Miggo Uncovers AWS Load Balancer Security Flaw
Miggo has discovered a configuration-based vulnerability that enables cybercriminals to bypass authentication and authorization services provided by the Application Load Balancer (ALB) from Amazon Web Services (AWS) that could affect more than 15,000 potentially vulnerable applications.
AWS has since updated its documentation to advise IT teams to not set an arbitrary key ID that could provide access to all AWS accounts in a region using a forged JSON Web token (JWT).
Miggo CEO Daniel Shechter said this misconfiguration, dubbed ALBeast, can only be mitigated by adopting best practices to ensure that cybercriminals are not creating an authentic ALB token to access applications. In effect, thwarting this attack vector falls to IT and cybersecurity teams under the shared responsibility model that AWS and other cloud services providers have adopted, he noted.
ALB verifies the original issuer and stores it in the encrypted cookie. However, on follow-up requests, ALB uses the new issuer from the ALB configuration without validating it against the original issuer. In an ideal world, AWS should modify ALB to retrieve and validate the original issuer from the encrypted cookie, noted Schecter. Fundamentally, it’s an AWS design issue, he added.
ALBeast is the latest in a series of cloud configuration issues that regularly confound cybersecurity teams. While cloud service providers typically ensure their platforms are secure, there is no shortage of opportunities for IT organizations to misconfigure cloud services in a way that makes it easy for cybercriminals to gain access to data.

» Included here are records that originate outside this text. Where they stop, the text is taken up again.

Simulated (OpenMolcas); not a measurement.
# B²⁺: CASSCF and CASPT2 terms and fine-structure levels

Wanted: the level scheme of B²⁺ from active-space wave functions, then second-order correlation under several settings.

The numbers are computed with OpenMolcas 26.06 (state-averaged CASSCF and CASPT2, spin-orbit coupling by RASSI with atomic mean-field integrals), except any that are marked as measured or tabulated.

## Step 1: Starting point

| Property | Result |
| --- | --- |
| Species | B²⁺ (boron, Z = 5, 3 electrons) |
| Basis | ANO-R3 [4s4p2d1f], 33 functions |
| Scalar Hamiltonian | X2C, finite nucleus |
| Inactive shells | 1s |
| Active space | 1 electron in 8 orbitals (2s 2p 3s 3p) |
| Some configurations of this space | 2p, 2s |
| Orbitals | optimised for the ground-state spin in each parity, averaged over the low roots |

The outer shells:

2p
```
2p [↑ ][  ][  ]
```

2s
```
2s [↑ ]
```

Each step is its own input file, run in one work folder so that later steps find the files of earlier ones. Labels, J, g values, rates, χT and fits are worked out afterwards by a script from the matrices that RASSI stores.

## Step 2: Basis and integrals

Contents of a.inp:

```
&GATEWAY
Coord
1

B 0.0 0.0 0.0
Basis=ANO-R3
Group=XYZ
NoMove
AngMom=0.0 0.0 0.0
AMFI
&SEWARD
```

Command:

The challenge that organizations regularly encounter is the application developers that programmatically provision cloud services such as ALB lac cybersecurity expertise. As a result, misconfiguration of cloud services is rampant.
Unfortunately, understaffed cybersecurity teams lack the resources and expertise required to remediate cloud misconfigurations that cybercriminals have become especially adept at scanning for every time a cloud service is updated.
More challenging still, cybercriminals increasingly employ best DevOps practices to maliciously exploit cloud misconfigurations.
Miggo recently emerged from stealth to launch a namesake application detection and response (ADR) platform that enables IT teams to respond to cyberattacks in near real-time. The Miggio platform continuously analyzes application interactions and data flows to identify anomalous behavior indicative of a cyberattack. It then automatically applies mitigations to limit the scope of the attack before a major breach ensues.
It’s not clear how responsibility for application security will evolve going forward. In theory, at least, DevSecOps teams are taking more responsibility for building and deploying more secure applications, which includes preventing developers from misconfiguring cloud services. However, after an application is deployed it’s often the cybersecurity team that is held accountable.
The challenge, as always, is securing the funding needed to address cloud security when no one is certain who is responsible. Too often, application development teams assume cybersecurity teams are responsible for cloud security only to discover most of their resources were allocated to network and endpoint security. Conversely, many cybersecurity teams assume application development teams are responsible for securing the infrastructure they invoke. In the absence of any clear assignment of responsibility, it’s little wonder that mistakes continue to persist.